I left Pike County at 19 to try to make my own way in the world.  I had outgrown its confines, and despite my comfort there I knew that if I was to leave the mark I wanted to that departure was necessary.  I had fallen victim to some of her more well-known vices suffered by a very visible minority; excessive drinking, laziness, and a general malaise towards thinking about tomorrow.  My family knew it was best that I leave.  So I left.  With no plan.  With no real ambitions.  I just knew I had to leave.  Nine years later I have grown immeasurably, intellectually, emotionally and socially.  But Eastern Kentucky is not a place one leaves lightly, and my thoughts often wander there. 

I am writing what follows for two reasons, and for three different audiences.  The first reason is to cast the situation in Gulnare in relief of a person who was raised just a few miles away, and to discuss how most of us probably feel about it.  The second is to address the way that Pike County, and her sons and daughters, relate to and fit in the rest of this world.  The two audiences I will address directly are people from Pike County and Eastern Kentucky who have left and those who remain behind.  The third is the audience that will probably read this more than those two:  Everyone else.  I hope this very frank discussion can possibly give you more insight into our minds.

Those who have left

There is an Eastern Kentuckian diaspora, and if you are a member of it I sympathize.  The region has always been impoverished and underfunded.   At one time, subject to Northeastern robber barons who mined away our resources and paid our ancestors in script.  Frankly, a lot of what happens today has a lot to do with that.  So there isn't much future at home for many of us.
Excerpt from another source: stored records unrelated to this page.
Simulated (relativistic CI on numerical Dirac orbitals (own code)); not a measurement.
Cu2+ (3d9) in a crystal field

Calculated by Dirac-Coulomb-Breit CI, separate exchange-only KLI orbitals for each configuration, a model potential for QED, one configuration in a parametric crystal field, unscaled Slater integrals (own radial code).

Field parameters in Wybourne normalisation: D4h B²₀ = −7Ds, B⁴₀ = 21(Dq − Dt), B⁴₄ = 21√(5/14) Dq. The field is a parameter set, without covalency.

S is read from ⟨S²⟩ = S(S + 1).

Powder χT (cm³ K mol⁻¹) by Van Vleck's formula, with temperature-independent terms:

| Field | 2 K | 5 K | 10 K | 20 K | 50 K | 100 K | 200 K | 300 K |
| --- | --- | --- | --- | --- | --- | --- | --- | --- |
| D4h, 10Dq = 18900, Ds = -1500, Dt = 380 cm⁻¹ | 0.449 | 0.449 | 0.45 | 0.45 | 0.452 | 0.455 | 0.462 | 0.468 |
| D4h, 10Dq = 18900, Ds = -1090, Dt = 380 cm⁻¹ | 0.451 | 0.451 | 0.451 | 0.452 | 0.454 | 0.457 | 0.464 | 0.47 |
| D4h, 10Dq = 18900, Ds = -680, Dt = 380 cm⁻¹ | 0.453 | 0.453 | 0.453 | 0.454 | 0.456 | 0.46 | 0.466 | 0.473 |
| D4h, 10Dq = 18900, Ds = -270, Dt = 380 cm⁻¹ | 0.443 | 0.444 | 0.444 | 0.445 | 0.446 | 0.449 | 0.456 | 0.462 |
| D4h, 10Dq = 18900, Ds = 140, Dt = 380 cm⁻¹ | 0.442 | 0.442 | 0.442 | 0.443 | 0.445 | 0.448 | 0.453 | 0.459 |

But at some point you decided to leave, and for most of it it was for the same reason:  You could not reach the heights you aspired to by staying at home.  Some of you decided this very young.  Others, such as myself, didn't make this decision until we had punched and kicked our way into a corner that there was no escaping.  But most of you have probably had a lot of the experiences that I have had, or ones similar to the ones I will relate.

Leaving is hard.  Not only are you leaving a very insular, family oriented community, you arrive in a strange place that finds you to be an oddity.  A walking novelty item.  For some people this is harded than others and they end up quitting to go home where they can live in peace.  My second girlfriend would call me every night from UK in tears because she felt so alone and people made fun of her.  Another person I was close to lied, told people she was from Lexington, and hid her accent by never speaking up in class. 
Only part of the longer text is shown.